Several market researchers have identified consumer preferences for “foreign” products. Studies suggest that consumer prefer foreign shore developed or manufactured product at a cost higher than domestic companies, because of higher quality and “country-of-origin” influences. However, in markets like India and China, where domestic competitors have built substantial product and market knowledge, sticking to the “foreign” tag seems a passé. Many producers in these markets seem to be sticking to the good old “foreign tag” to push products such as apartments to toothpaste. How far does this work?. Would an American pay more for Spanish Villas in a Detroit suburb or would a Sri Lankan pay for a Hawaiian style beach house?

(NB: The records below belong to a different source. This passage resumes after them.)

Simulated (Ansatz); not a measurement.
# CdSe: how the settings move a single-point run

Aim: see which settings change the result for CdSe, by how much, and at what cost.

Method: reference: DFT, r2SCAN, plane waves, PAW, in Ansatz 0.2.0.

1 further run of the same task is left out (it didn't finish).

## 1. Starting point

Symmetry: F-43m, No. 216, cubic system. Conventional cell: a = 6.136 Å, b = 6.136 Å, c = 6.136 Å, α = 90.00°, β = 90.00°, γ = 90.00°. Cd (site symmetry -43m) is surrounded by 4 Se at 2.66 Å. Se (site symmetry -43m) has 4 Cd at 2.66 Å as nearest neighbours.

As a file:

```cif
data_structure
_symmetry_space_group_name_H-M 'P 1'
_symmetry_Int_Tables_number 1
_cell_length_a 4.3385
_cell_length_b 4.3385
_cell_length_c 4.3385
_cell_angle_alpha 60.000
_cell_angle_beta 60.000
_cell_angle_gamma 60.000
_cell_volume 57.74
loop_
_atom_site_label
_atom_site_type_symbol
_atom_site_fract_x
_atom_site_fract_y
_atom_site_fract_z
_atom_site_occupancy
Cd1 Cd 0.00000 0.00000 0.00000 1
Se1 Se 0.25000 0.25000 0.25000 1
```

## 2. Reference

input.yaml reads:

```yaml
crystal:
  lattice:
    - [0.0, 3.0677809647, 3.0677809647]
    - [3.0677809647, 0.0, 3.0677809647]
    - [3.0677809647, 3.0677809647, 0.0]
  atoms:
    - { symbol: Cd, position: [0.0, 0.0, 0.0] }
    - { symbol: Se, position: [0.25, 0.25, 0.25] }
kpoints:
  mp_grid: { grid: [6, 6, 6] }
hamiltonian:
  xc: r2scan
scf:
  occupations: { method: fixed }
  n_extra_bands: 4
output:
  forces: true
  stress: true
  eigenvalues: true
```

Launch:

Take the case of a real estate company that has been making grandiose marketing events around everything British about tagline for a middle class home project. Does a salaried Indian working in global verticals like IT and Biotech get influenced by British sounding apartment complex or the choice is made on other considerations. An average Indian, like his counterpart in Alabama or Bavaria, would buy 1 or max of 2 houses in his life time. An average Indian spends 15 times his annual salary in buying a house. It is almost always a non-impulsive purchase decision. The number of choices and research done before buying a house is always high. What research indicates is that customers buying a budget home prefer comfort over style. The decision criteria involve Spacious, quality of construction, Surrounding environment & facilities, Security and Cost. Naming the apartments on “foreign” tag does not help in faster sale for the developer. In fact, with a “foreign” tag customer expectation of quality and ambience is much higher than what they would have preferred in a similar costing home.
Moving on to a consumer product, a company is using “foreign” locale doctors to endorse a tooth paste. What is unique about this advertisement is the physician in the backdrop are very much “Brown Sahibs” in a foreign country. The underlying assumption seems to be the colonial fragments that still instill a sense of quality and drives want. Analysis suggests that many consumers buy this product only after a consultation and no OTC sale happens. The value of the advertisement is in its clearly positioned advantages of using the product. The “foreign” tag doctors seem to be an appendage that could have been lived without. Advertisers and manufacturers must consider the value of a foreign tag and their product fit before indiscriminately resort to this old trick. A good advertiser must know when the stew is stale and when to throw it out to brew new stock.